Peña: Balacat legacy

Today will be the culmination of the weeklong Balacat Festival in my beloved Mabalacat City. For the first time in many years, the focus of celebration will be on the Balacat tree (Zizyphus talanai). Our city got its name from this this tree which is endemic to the Philippines. Ma-balacat means full of balacat. There were many balacat trees before in this part of Pampanga.

In 2007, I conceptualized a project to propagate the balacat tree and do an information campaign to spread awareness about it. I thought that as an environmentalist, this would be my legacy to my hometown. There were only a few old trees left back then. Many Mabalaqueños don’t even know what a balacat tree looks like. I once asked a public school teacher if she has seen a balacat tree. She was unaware that we were standing right under it.
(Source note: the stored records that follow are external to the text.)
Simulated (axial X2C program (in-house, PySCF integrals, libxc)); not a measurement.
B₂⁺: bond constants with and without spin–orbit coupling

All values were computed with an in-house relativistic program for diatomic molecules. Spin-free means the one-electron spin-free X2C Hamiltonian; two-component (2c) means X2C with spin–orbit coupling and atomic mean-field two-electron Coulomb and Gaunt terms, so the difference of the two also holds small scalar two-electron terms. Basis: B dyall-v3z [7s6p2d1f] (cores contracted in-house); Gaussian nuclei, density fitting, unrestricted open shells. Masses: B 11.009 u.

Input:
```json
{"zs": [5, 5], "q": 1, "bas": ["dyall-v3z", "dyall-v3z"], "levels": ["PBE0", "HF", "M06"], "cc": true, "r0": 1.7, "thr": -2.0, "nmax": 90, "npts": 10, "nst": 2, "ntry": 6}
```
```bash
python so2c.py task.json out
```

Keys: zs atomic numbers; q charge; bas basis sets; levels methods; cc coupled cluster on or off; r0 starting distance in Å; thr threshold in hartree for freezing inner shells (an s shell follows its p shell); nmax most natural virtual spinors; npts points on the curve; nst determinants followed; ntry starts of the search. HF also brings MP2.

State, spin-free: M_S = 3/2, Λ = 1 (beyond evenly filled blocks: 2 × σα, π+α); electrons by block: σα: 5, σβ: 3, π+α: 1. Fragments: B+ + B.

I sought the help of friends in the Department of Environment and Natural Resources (DENR) Region 3 office for the project. The first thing we did was to get as much information as we could about the balacat tree. We went to the Ecosystems Research and Development Bureau (ERDB), the DENR research arm, in Los Baños, Laguna, and visited the UP Botanical Garden.

Through this column, I asked for any information about old balacat trees in the city. Luckily, a cabalen from Barangay Mamatitang responded. She said there is an old balacat tree inside the Mabalacat Institute (MI). Together with DENR officials and staff, we wasted no time in going there and took samples of the leaves and flowers and sent them to the ERDB in Los Baños for study. It was later confirmed that the samples we sent were from a balacat tree.

From the tree in MI, we produced the first 500 seedlings using funds and manpower from the DENR. We also retrieved wildings (seedlings that grew from fallen seeds), one of which I planted inside our company compound. To institutionalize the project, our foundation signed an agreement with the Municipal Government of Mabalacat and the DENR.

After the first 500 seedlings, I started my own nursery and produced thousands of seedlings. Volunteers from the Kabalacat Movement, a group I organized, planted balacat trees in all public schools in Mabalacat. Many of the seedlings survived and are now full-grown trees. Some barangays also planted balacat trees along their roads, like Sta. Maria and Mawaque. Clusters of Balacat trees can be seen at the church patio and open space of Mawaque Parish Church and at the Madapdap Resettlement Park. There are also a few trees scattered around the Mabalacat City Hall area in Xevera, Tabun.

I also gave seedlings to private corporations like the NLEX. There are now balacat trees in the entire stretch of the NLEX-SCTEX connector road in Mabiga and in the center islands. Sadly, some of the trees were earth-balled when the exit was widened and did not survive. There are also balacat trees near the SCTEX Clark North exit and the SCTEX Dolores exit. I also gave seedlings to the Yokohama Tire Corporation in Clark for their Forever Forest project inside their compound.

As part of the information campaign, we produced notebooks made from recycled paper with the cover providing information about the balacat tree. Today, those notebooks are still being distributed every year during school opening.

To institutionalize the conservation of the Balacat tree, it was declared as the city tree in the Environmental Code of Mabalacat City which I authored during my second term as Councilor. The balacat is to be propagated and protected in accordance with existing laws.

Today, 25 years after, it gives me great happiness to see the mighty balacat tree reigning once more in my beloved city. As they say, if you want to leave a legacy, write a book, father a child or plant a tree – a balacat, at that.